"Diet" is "Evil" Spelled with Different Letters
So I have figured out where I may have gone wrong in this whole food business.
Of course, there are the obvious pot holes – the bad foods, yada yada – I get it, no sugar.
And I have been doing really good with the whole "no candy and ice cream" bit, even if it means I have resorted to knawing the skin off the side of my fingers right by the fingernails.
Anyone else notice that blood can, in a delerium, taste like cookie dough?
But lately I have been eating those 100-calories packs – you know the ones that actual take the guess work out of it and do the whole appropriate measuring for you?
See, my former fool-proof method of NOT eating entire bags of stuff was too keep the bag in the cabinet across the room, so that I would have to actually get up when I wanted more.
And since we all know how lazy I am, it was a safe bet that after two handfuls, no potato chip tasted THAT good for another trip.
But then this little trick stopped working. Why? Well, mostly because I live in an apartment where the kitchen cabinet is three feet from my bed.
You do the math.
So back to that 100-calorie packs. See, I figured this would be my new fool-proof method, and I thought, "Self, you know what 100 calories look like - so you have one pack and move one! Genius! Back to skinny Ironman jeans in no time!"
Turns out my 100-calories guess-timate weren’t all that far off.
If I was a eating for a family of six.
When you actually look at it, 100 calories is really not that much. I mean, it’s like four Triscuits. Who eats just four Triscuts?
Well, I guess me…now.
And I love this whole idea of making everything "mini" - like, you won't know your only eating four Triscuts if they're cut up into twenty ant-size crackers.
Mmmmm, yummmy....can I get a side of air with that?

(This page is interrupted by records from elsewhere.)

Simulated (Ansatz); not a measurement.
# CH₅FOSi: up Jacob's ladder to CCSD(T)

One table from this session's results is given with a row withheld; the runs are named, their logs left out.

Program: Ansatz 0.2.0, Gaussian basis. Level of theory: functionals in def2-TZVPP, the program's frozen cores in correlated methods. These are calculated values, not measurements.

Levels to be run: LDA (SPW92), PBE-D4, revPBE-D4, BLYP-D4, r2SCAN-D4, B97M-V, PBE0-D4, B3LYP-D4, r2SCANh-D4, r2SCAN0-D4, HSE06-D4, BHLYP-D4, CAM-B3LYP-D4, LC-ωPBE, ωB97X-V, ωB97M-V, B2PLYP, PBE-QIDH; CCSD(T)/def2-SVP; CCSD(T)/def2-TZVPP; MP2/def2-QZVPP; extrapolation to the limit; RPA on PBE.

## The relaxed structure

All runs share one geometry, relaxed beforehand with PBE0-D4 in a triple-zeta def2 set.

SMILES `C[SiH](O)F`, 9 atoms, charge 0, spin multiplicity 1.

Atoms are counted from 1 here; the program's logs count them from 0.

Bottom line? I can cut out all the sweets in the world, but if I am inhaling eight packages of 100-calorie Chex mix, well then what’s the point?
I hate you.
And on the topic of weight - Here’s a question.
Why are running partners important?
It’s always good to have someone on hand to stop-drop-and-roll your chub when you catch fire from the friction of inner thigh rub.
Without ‘em, you’re just another girl making a run for the waters of Lake Michigan with smoke coming out of her ass.